When in possession that 4-4-2 swings into a far more attacking system. One wide midfielder will join the front line and the other will move infield to form a 4-3-3, although – as the United game showed – the actual configuration of bodies can change from game to game. What doesn’t change is the attacking principle: Emery coaches meticulous automatisms (moves drilled in training like an American Football set play) to take place at speed through the lines, either via straight counter-attacks, just after the ball is turned over (when the opposition is out of shape), or via ‘artificial counters’.

Artificial counters are an increasingly common phenomenon in football and Emery can claim to be one of the godfathers of the tactic. Villa will, like all Emery teams, look to pass the ball around in dangerous areas deep in their own half in order to draw the opposition press, at which point they will look to evade this wave to reveal huge counter-attacking-like spaces behind.

Behind the midfield line, that is, because what separates Emery from other counter-attacking managers is that he has little desire to play direct football over the top of a defence. Instead, the pre-set rhythms of passing once possession is won are aimed at drawing the opponent to press in the wide areas, revealing big gaps in central midfield. This is where his more creative players will pop up – ready to surge forward in the dribble.

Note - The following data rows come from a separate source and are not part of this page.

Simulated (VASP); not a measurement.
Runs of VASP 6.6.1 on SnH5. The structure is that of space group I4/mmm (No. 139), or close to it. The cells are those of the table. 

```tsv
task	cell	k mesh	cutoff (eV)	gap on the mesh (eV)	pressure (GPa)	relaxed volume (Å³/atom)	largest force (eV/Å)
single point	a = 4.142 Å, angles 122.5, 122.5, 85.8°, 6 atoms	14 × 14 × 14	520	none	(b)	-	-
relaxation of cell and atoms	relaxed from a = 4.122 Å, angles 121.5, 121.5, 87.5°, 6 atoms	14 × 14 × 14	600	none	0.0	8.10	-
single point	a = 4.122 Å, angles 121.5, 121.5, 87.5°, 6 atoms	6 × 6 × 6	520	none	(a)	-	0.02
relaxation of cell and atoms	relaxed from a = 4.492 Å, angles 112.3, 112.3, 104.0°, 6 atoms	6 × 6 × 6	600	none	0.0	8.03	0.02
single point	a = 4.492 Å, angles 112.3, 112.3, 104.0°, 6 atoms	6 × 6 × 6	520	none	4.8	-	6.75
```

This is a highly sophisticated – and risky – approach that takes a lot of work in training. It tends to work better at clubs like Sevilla or Villarreal, where fans don’t mind having less possession or seeing the odd mistake, whereas at Arsenal supporters were let frustrated by the high number of misplaced passes in their own third. But Emery will not compromise; it won’t be long before we see Villa finding novel ways to break at pace into the final third.

Aston Villa’s squad suitability

Anyone who watched Villarreal in the Champions League last season will have noticed the fruits of these tactical ideas. Bayern Munich, Juventus, Man Utd, and Liverpool were all stunned to find themselves suddenly exposed – as if by magic – as four or five yellow shirts sprinted into wide open spaces from what appeared to be safe positions. United might even have felt a little déjà vu watching this happen at Villa Park on Sunday.

Jacob Ramsey is very well suited to Emery because of his unusually daring ability to dribble through the heart of midfield and pop up in Lampard-esque fashion to score from the edge of the box. Emiliano Buendia, a hard-working playmaker willing to listen to strict pressing instructions and capable of subtle passes through an onrushing wave of pressure, is also tailor-made for Emery’s tactics, while Danny Ings, Ollie Watkins, and Leon Bailey are the direct runners the new manager needs.

Things are good at the top end of the pitch, then, although there isn’t much strength in depth considering Philippe Coutinho is likely to be the first casualty of the new era. Villarreal’s 20-year-old winger Yeremi Pino, wanted by top clubs around Europe, has inevitably been linked with Villa.

In midfield, Douglas Luiz and John McGinn should be capable of adapting while Leandro Dendoncker looks to be an early favourite, and with Boubacar Kamara to come back from injury this is the area of least concern. The same cannot be said for the defence.

Emery’s risk-taking in possession demands a much better ball player than Tyrone Mings, who is prone to defensive errors much in the way Shkodran Mustafi used to undermine the system when Emery was at Arsenal. Pau Torres, again a star for Emery at Villarreal, was linked with Villa throughout the summer and a deal should be easier now.

Torres and Pino would be excellent January additions – and quite possibly the one two Villa would need. Emery has inherited a squad capable of absorbing his tactical instructions, and has landed at a club of exactly the right size – and growth potential – to match his achievements at Villarreal, Sevilla, and Valencia.